There are so many environmental factors that affect how we feel at work: noise, lighting, air quality and office layout, for starters. Some of these influences can be uncomfortably obvious, while others have more subtle effects...
Cultural factors make a big difference too, and they’re often bound up with our physical surroundings. An office that provides a thoughtfully designed break-out room or pleasant café space is likely to promote a collaborative culture (good for business) where staff feel valued as a whole person, and not just a unit of productivity (good for staff).
Take a break from noise
Providing these alternative working spaces can also help to address the problem of noise, which Sam Sahni, Head of Workplace Consultancy at office interior design and fit-out specialist Morgan Lovell, says is high on the list of workplace woes.

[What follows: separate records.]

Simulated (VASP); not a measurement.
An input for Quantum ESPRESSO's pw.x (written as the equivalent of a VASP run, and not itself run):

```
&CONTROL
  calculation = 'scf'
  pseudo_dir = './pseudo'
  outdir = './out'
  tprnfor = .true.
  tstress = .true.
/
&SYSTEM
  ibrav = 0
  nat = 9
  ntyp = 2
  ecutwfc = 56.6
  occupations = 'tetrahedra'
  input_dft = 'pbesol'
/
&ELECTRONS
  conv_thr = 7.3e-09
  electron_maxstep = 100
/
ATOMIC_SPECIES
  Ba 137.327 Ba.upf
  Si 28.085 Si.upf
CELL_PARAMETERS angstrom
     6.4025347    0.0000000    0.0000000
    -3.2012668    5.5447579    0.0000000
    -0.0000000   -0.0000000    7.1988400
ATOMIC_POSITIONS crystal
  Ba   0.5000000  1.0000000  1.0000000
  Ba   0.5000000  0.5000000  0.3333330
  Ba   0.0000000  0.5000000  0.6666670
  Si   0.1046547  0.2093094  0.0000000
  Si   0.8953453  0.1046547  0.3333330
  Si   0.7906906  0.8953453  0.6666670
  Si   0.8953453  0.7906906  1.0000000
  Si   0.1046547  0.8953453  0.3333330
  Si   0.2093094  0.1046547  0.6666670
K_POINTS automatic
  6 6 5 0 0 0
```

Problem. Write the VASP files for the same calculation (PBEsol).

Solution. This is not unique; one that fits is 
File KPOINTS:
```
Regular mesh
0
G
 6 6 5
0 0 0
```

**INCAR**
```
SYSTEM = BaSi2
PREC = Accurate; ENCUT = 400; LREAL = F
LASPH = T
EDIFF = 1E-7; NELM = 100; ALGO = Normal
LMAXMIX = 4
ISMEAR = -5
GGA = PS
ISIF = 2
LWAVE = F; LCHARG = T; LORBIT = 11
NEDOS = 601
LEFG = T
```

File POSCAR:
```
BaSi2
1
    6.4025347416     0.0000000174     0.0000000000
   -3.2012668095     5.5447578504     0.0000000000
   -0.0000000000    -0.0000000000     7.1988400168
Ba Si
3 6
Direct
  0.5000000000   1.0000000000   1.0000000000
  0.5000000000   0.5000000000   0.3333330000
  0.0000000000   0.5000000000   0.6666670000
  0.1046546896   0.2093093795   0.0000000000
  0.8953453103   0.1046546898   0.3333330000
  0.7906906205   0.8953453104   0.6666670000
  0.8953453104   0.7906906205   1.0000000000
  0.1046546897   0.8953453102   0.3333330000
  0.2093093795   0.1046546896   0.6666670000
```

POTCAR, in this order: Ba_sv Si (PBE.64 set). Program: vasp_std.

"One of the biggest complaints staff have is that their workplace is too noisy. On our recent projects, the focus has been on what is known as the ‘third space’, which is essentially anywhere in the office environment away from the desk. Designing break-out areas where employees feel comfortable working by themselves or in groups can result in decreased noise levels as activity is moved away from the open plan. It also fosters greater collaboration."
Still looking for answers
There’s nothing new in the idea that how we feel at work and the results we can achieve there are linked. And as both are so clearly influenced by our surroundings, it’s no wonder employers are seeking advice from office design experts.
Our understanding of the ideal working environment is evolving, as Sam explains: "From the lessons learned over the years, we have found that dynamic, activity-based working spaces to suit different working styles are vital in terms of moving away from the standard open-plan tedium".
More than work
This sounds like the death knell for the open-plan office, which simply can’t meet the multi-layered requirements we now have. For many of us, work isn’t just 'work'; it’s a place to meet people, a place to socialise, a source of identity, and even a second home for some.
Balance through control
If 'new ways of working' make you think of flexitime or remote working, you’re not wrong: these developments in our working practices also aim to give more control to the individual – something that is widely praised for enhancing wellbeing and work-life balance.
Do teams need offices?
Of course, there are critics, who believe that some of these flexible approaches can be problematic – fragmenting teams and reducing meaningful, face-to-face interactions. It's a difficult balance to strike – as shown by the well-known example of Yahoo CEO Marissa Mayer 'recalling' all remote employees to the office.
Mayer wrote in her memo: "Some of the best decisions and insights come from hallway and cafeteria discussions, meeting new people, and impromptu team meetings". This idea of enabling 'chance encounters' and informal discussions is key to the fluid design of many modern workplaces.
Say goodbye to your desk...
Sam adds that the predominance of smart mobile devices also enables this movement, meaning that many of us can now work away from the traditional desk "as the bond between worker and desk gets weaker" and employers recognise that "good work is not necessarily confined to one space".
...and take control of your workspace
And so, as the desk begins to be snubbed, the worker takes centre stage. Rather than expecting employees just to 'get on with it' in whatever environment they are given, the emphasis now is on helping individuals to create their own optimal workspace. This includes everything from the ergonomics of their chair to the air they breathe.
Sam says: "Fresh air is also at the top of the list of things that all office designs should consider. Maintaining or improving air quality and thermal comfort can have a striking effect on staff health, alertness, wellbeing and productivity as it can maximise individual control, reduce heat gain, and increase natural ventilation and air purification. In addition, there are obvious cost-saving advantages".
Other approaches to achieving the twin goals of increased productivity and improved work-life balance may seem further from reach - quite literally. One 'disappearing office' in Amsterdam vanishes at 6pm sharp, when the desks are pulled up into the ceiling space by steel cables.
But perhaps the most workable approach is that described by Neil Grimmer, co-founder and CEO of Plum Organics. He says: "Whether you’re an entrepreneur starting a company or you’re working for someone else, work should be an extension of your life. If that’s not the case, if you don’t feel like work is an extension of who you are, you always will have a trade-off between work and life. We have a saying: ‘BYOS.’ It stands for ‘Bring Your Own Self.’ And it means that there should never be a separation between who our employees are outside these offices and who they are inside."